Posted by archivearchie on May 23, 2009

From time to time some Big Flame members argued for a change in the name. The reason it never happened is that they never came up with a credible alternative. Whatever doubts there were about the name, most people were happy that the organisation didn’t have a run of the mill left group name like the Revolutionary Socialist International Workers Communist Group League Party (or RSIWCGLP for short).
 

The source for the name was not the Manchester pop group (they were of 1983-86 vintage), but a television play. Part of the long running Wednesday Play series on BBC, it was first broadcast on the 19th February 1969. Unlike some other of the Wednesday Plays, it was not be wiped. So it may even appear from time to time at arts cinemas like the National Film Theatre.

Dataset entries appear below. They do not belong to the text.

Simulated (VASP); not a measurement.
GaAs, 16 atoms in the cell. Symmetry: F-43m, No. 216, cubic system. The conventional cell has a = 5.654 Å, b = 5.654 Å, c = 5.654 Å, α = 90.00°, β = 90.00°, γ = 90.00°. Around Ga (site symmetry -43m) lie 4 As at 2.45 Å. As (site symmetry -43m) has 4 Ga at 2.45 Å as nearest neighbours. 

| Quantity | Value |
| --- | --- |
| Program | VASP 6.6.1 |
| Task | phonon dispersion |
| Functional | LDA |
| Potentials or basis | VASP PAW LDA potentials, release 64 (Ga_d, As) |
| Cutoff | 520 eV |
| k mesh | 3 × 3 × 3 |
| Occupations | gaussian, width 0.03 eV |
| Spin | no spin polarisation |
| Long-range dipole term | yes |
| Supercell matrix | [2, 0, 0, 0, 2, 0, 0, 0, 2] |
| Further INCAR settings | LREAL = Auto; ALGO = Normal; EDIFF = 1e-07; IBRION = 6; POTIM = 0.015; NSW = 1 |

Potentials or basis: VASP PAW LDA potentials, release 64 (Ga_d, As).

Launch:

“The Big Flame” had a screenplay by Jim Allen, was directed by Ken Loach and produced by Tony Garnett. The actors included Norman Rossington and Godfrey Quigley. The play also launched the acting career of the late Peter Kerrigan. A Communist Party member and former docker, who had been involved in a real dock strike in Liverpool. Kerrigan later played a terminally ill former Liverpool docker, in Alan Bleasdale’s “Boys from the Blackstuff”. 

 
Jim Allen
Jim Allen

Ken Loach
Ken Loach
 
 Jim Allen 
 
Jim Allen was a former miner and building worker. He began his career as a writer on “Coronation Street” (ITV). Then Allen worked on several television plays with Loach including “Days of Hope” (1975). They later collaborated on three feature films: “Hidden Agenda”  (1988), “Raining Stones” (1993) and “Land and Freedom” (1995).. Allen died in 1999.

 

Allen was a member of the Revolutionary Communist Party (which briefly united the different currents of British Trotskyism in the late 1940s and early 1950s). He went with the Gerry Healy current of the RCP on to the Socialist Labour League. He was expelled from Labour Party in 1962 for his membership of this “prescribed organisation”. Allen left the SLL soon after (before it became the WRP) for reasons he refused to discuss. He continued to share much of its politics.

 Ken Loach

Ken Loach was originally an actor who moved into direction with “Z Cars” (BBC). He directed six Wedneday Plays including “Up the Junction” (1965) and “Cathy Come Home” (1966). He then moved into feature films. Apart from the Allen collaborations mentioned above, his films have included “Kes” (1969), “Bread and Roses” (2000), “The Wind that Shakes the Barley” (2006) and, most recently, “Looking for Eric” (2009). 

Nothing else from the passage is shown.